Charlie Gehringer and the Detroit Tigers won the pennant in 1934. It was a magical season for the Motor City and their second baseman. Gehringer finished second in the MVP vote with his best season to date. Amazingly, the infielder enjoyed better seasons later in his career. However, his efforts in 1934 helped turn a second division squad into title contenders.
Fowlerville, Michigan native Charlie Gehringer played his first full season in 1926. Baseball legend Ty Cobb took the youngster under his wing and helped develop Gehringer’s batting skills. The pupil became a major offensive force by the end of the decade.
Gehringer’s offense helped the Tigers, but the team did not win until Mickey Cochrane joined the team as manager and the pitching staff matured. Once the team’s pitching staff developed into a force, the Tigers began winning pennants. Meanwhile, the team’s second basemen kept plugging away. Yankee pitcher Lefty Gomez observed Gehringer was a “Mechanical Man” that “you wind up on Opening Day and forget him.”
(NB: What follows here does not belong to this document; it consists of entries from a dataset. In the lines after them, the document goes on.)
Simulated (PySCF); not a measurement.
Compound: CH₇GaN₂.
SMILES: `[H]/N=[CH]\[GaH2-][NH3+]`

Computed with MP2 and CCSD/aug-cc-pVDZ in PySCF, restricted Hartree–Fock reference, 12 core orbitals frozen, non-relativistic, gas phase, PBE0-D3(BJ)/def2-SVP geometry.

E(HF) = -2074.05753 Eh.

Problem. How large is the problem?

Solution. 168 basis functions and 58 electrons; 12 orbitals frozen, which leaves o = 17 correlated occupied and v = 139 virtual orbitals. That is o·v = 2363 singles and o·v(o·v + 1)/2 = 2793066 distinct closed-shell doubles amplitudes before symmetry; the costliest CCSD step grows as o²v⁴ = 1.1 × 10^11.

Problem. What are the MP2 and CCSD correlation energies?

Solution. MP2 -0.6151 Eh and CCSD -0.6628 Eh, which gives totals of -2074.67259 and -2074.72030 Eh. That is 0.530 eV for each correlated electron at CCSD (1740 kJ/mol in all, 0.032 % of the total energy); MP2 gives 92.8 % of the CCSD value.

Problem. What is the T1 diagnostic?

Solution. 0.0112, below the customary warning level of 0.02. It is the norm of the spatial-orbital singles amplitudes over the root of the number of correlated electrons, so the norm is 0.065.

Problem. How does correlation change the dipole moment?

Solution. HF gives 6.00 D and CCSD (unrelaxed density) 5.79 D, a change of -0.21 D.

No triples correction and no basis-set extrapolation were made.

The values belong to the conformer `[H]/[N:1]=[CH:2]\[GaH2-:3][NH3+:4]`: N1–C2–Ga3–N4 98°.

The quiet Tiger’s bat spoke volumes in April 1934. He had five multi-hit games in the season’s first ten contests including a three hit game and a 4-for-4 performance against the Indians on April 28. On April 19, Gehringer went 3-for-4 with 3 runs scored, a home run, and a pair of RBIs. The second baseman started May with a .372 average and .888 OPS.
Gehringer did not miss a beat in May. He played 29 games, batted .364 with a 1.076 OPS. Additionally, the Tiger hit 4 home runs, 12 doubles, and knocked in 23 runs. On nine occasions, Gehringer knocked two hits in a game. He also had three games with three hits and went 4-for-4 against the Yankees on May 17. Nearly two weeks later, the Mechanical Man went 5-for-9 with 4 runs, 2 home runs, and 4 RBI in a double header against the Browns.
Detroit’s second baseman tore the cover off the ball in April and May, but that performance did not compare to June’s batting. In 27 June games, Gehringer hit a torrid .435 with 12 doubles, 4 triples, 2 home runs, 35 RBI, .516 OBP, .676 slugging, and 1.192 OPS. He had 14 multi-hit games including seven games with three or four hits. Gehringer went 4-for 5 on June 2 at Chicago, 4-for-5 against the Indians on June 5, and 4-for-4 at home against Chicago on June 8.
The Mechanical Man returned to normal in July. The .320 career hitter batted .319 for the month with a .888 OPS. He continued at his career average with a .320 August. Overall, Gehinger had 22 multi-hit games in the two months. He had three hit games against Cleveland, Philadelphia, and the Yankees. The second baseman slapped four hits against the Indians and A’s.
Gehringer began September with a 4-for-6 performance against the Indians in Cleveland. He had three hit games four other times in the season’s final month. However, his average dipped slightly as the month progressed. He began the month at .363, but finished the season at .356.
Gehringer’s performance helped lead the Tigers to the pennant. Detroit lost the World Series in seven hard fought games. However, the second baseman batted .379 with a home run, 2 RBI, and .955 OPS. He knocked two hits in four of the seven games and got a hit in each contest.
The Tigers’ pennant run helped player-manager Cochrane win the 1934 American League Most Valuable Player Award. Cochrane led the Tigers to the World Series, developed the young pitching staff, and batted .320. Charlie Gehringer finished second in the vote. Detroit Tiger teammates Schoolboy Rowe and Hank Greenberg finished fourth and sixth. Yankee Lou Gehrig won the Triple Crown, but finished fifth in the vote.
The second place MVP finisher led the league in games played (154), runs (134), and hits (214). He was second in average (.356), OBP (.450), and doubles (50). Additionally, Gehringer had 7 triples, 11 home runs, 127 RBI, 99 walks, .517 slugging, 311 total bases, and .967 OPS. He was also the starting second baseman for baseball’s second All Star Game.
The Tigers won the World Series in 1935 with Gehringer manning second base. He continued to improve his play and won the 1937 MVP Award. However, 1934 was a special season in Detroit. The Tigers finally broke through after 25 years of frustration. Gehringer played a major role in that breakthrough with his MVP caliber performance.